Directed by Dan Scanlon

Written by Daniel Gerson, Robert L. Baird, and Dan Scanlon

USA, 2013

It’s 2013, and in the world of pop culture, most of us comfortably take Pixar for granted. Here is a studio that, from 1995 to 2010, churned out financially successful films that were also unique, exciting, fresh, and captivating in ways other movie studios could only dream of. The relatively dark days arrived with Cars 2, a sequel to a movie that wasn’t as well-liked (rightly so) as Pixar’s other work. Though the doldrums lifted slightly with last year’s Brave, an original effort whose ambition was admirable even if the execution was muddled, news of sequels, prequels, and a potentially long-running lack of originality have made people think Pixar has lost its edge, or even its soul. So it’s gratifying to watch one of those dreaded continuations, Monsters University, turn out to be confident, charming, and consistently entertaining.

What Monsters University does correctly from the outset is take cinematic world-building almost literally. In 2001’s Monsters, Inc., we may have gotten the gist of the monster universe adjoining our own—monsters are real and do scare children in their bedrooms, but only because it’s their job—but the story was deliberately claustrophobic, mostly taking place in the titular factory. Monsters University, which takes place roughly 10 years before its predecessor, allows us to get a fuller, more detailed picture of what it’s like to grow up in this strange world, one that constantly demands lowered expectations of many of its denizens. This time, of the lovable main duo, it’s Mike Wazowski who takes center stage instead of his big, furry pal James P. Sullivan, or Sulley. Of course, as the story begins, Mike and Sulley aren’t friends, but incoming freshmen at the hallowed halls of Monsters University. Mike is book-smart and dead-set on being the greatest scarer of all time, while Sulley (in one of the film’s many clever flourishes) is a laid-back legacy student, presuming that he can coast through his classes on his family name. Both end up reevaluating their attitudes when they’re forced to work together with the Oozma Kappa fraternity, the low rung on the Greek ladder, in the annual Scare Games for a final chance at getting a degree in scaring.

MONSTERS UNIVERSITY

The basic structure of Monsters University is similar to Revenge of the Nerds or National Lampoon’s Animal House, in that it pits the rich against the poor, the haves against the have-nots, the snobs against the slobs. But like most of Pixar’s best recent films, the message in Monsters University is equally compelling (if a bit more spelled-out than necessary). Mike gets it in his head from a young age that the world of scarers is a level playing field, so he has as much chance as a huge, furry creature of being the best in his class. But anyone familiar with Monsters, Inc. knows he’s the coach, while Sulley is the scarer. By adding in this character detail, writers Daniel Gerson, Robert L. Baird and Dan Scanlon (the latter of whom directed the film) tackle the precarious problem with prequels—a lack of suspense, because the target audience knows where the characters end up—and handle it with aplomb. We know Mike will somehow be convinced, or come to the realization, that he’s not cut out for scaring. In essence, the climax of Monsters University isn’t about whether Mike and Sulley, and their group of unexpected friends, will win the Scare Games; it’s watching Mike accept that his dream can, as he imagined it, never really come true. The last 20 minutes, in which Mike finds out, are unexpectedly heartfelt and thrilling, because for once, the film is legitimately unpredictable.

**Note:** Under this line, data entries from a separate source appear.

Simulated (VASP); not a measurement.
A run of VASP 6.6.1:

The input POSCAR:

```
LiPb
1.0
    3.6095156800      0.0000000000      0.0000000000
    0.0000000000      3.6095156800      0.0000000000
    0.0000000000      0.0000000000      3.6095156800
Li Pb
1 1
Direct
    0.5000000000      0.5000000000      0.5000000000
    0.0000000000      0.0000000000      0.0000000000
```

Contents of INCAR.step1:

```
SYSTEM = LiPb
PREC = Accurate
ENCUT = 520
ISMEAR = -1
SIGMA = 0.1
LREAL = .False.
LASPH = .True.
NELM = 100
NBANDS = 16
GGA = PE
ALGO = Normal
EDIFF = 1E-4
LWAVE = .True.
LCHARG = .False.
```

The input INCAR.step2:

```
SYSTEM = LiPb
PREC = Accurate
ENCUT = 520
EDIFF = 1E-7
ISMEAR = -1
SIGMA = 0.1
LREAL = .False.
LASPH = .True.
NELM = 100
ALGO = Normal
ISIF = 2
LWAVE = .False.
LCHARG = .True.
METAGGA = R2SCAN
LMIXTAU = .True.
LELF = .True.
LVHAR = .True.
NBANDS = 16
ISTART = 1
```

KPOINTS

Like Pixar’s earliest films, such as Toy Story or A Bug’s Life or, yes, Monsters, Inc., Monsters University has a back-to-basics feel. These animators and filmmakers watched the same live-action movies we have over the years, then grab at a number of clichés to spin them into a new, familiar-yet-different, outfit. The college comedy is full of comfortable tropes that are slightly skewed here, from the no-nonsense Dean, now a dragon-centipede hybrid voiced by Helen Mirren; to the arrogant leader of the snobs (Nathan Fillion, cheerfully pompous); to the ragtag group of misfits who band together at the right time in the right way to make an unstoppable team. Not only are these characters winning and funny, but they allow Monsters University to deeply populate its world, letting the movie breathe outside of Mike and Sulley’s antics.

Billy Crystal and John Goodman, as Mike and Sulley, do get plenty to do, specifically Crystal. And whatever his live-action persona has become in the last few years, his performance as Mike is energetic and moving. It may be a bit much to buy an ostensible teenager with a retainer sounding like a Borscht Belt comic, but Crystal’s as committed to selling this character arc as he is to wringing laughs out of punny one-liners. The same goes for Goodman, playing a younger, brasher, dumber version of the lovable lug from Monsters, Inc. There may be no Boo here for Sulley to latch onto emotionally, but his growing humility and respect for Mike’s bookish ways are well-drawn. Another vocal highlight comes courtesy of Steve Buscemi, who returns as Randall Boggs. Suffice to say, Boggs is less villainous here (at least in the beginning), and his introductory scene is a sharp, witty bit of writing.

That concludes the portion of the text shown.